A relative of mine was in Damascus last week on business, and he told me about a conversation he’d had with a government official. The official dismissed the protests as being organized by “terrorists” and “hoodlums” who had no interest in real reform in Syria. When I mentioned this conversation to a Syrian friend of mine, he bristled and said: “Of course that’s what the government wants people to believe. They are the real terrorists.”

This interchange is emblematic of the increasing polarization of commentary about Syria that we’re getting in the press. As protests gain momentum across the country, the Syrian “condition” is finally being explored on an international stage. I’ve found it very interesting to follow the debate about the legitimacy of the protest movement, the agendas of its supposed instigators, the brutality of the regime’s crackdown, and the role of opposition parties in exile over the past few weeks, and it seems to me that one is starting to witness the coalescence of certain “camps” among the commentariat.

The biggest camp is certainly the pro-democracy, anti-regime camp that has generally shaped the debate on Syria for the past several years, inhabited by folks like Andrew Tabler, Tony Badran, Radwan Ziadeh, Steve Heydemann, and Patrick Seale. Interestingly, this group is also starting to attract people like my friends Robin Yassin-Kassab and Rime Allaf, who have generally been supportive of Syria’s foriegn policy but today are no less critical of the regime’s domestic crackdowns than the folks at WINEP. This is an interesting development, in and of itself.

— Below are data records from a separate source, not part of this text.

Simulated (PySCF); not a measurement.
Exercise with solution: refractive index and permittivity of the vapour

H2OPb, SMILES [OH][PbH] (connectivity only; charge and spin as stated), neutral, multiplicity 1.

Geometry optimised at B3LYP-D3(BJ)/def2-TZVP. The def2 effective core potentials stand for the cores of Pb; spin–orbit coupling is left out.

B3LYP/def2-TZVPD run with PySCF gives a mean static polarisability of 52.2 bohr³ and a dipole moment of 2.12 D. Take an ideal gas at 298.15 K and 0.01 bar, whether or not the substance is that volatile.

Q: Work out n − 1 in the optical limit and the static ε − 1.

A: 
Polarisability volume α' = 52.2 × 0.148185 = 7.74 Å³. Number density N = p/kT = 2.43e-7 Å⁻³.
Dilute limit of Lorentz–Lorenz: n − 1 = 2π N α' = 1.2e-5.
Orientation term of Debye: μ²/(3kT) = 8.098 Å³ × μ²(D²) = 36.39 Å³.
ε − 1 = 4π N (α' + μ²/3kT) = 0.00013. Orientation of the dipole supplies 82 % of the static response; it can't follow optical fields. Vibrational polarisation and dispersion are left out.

The regime’s defenders are a far more quiet bunch, but they have a voice and a constituency. Alastair Crooke wrote a much-discussed article for the MidEast Channel a few weeks ago that was about as laudatory a sweetheart piece as Bashar al-Assad could have hoped for outside the pages of Vogue. Michel Kilo, one of Syria’s most famous former prisoners of conscience, wrote about the need for a “political solution” to the crisis (rather than a revolutionary change driven by the anger of the street) for as-Safir late last week. And Joshua Landis has, in my view, tried to walk a middle path with regard to the regime’s fate. (He has cut Bashar some slack and given him the benefit of the doubt, but he has also courted criticism from regime supporters by painting the standoff in sectarian tones.)

No matter what happens in the near term, it is very difficult to imagine things returning to the status quo, now that the system has received a shock and an opposition has been mobilized. Then again, the Iranian Green Movement seems to have been successfully strangled by Team Ahmadinejad…

Next up, more Wikileaks.

Update: A comment by a reader, J of Chalcedon

“Well spotted. Do you think someone like Michel Kilo, even at this stage, would recognize himself as a “regime supporter”? Maybe the unspoken point of his comment in Assafir was that the regime has taken itself to a point at which it can’t hope to change things even by addressing the very modest demands of such dissidents?

Keep in mind that this is someone who was very adamantly about not kicking over all the chessmen, with Iraq as the referent, and got years of harassment for his troubles. Now the ground his shifted under his feet as well, and satisfying those reasonable demands looks insufficient to save the people who wouldn’t have him as an interlocutor.

I’m wrong all the time, but it looks to me like the effective authority has hit on the idea of palliative measures long after they could have helped. If they have the support of Michel Kilo, it’s because – and after – they made him irrelevant. Now it’s about a system that can only break; bending is beside the point.”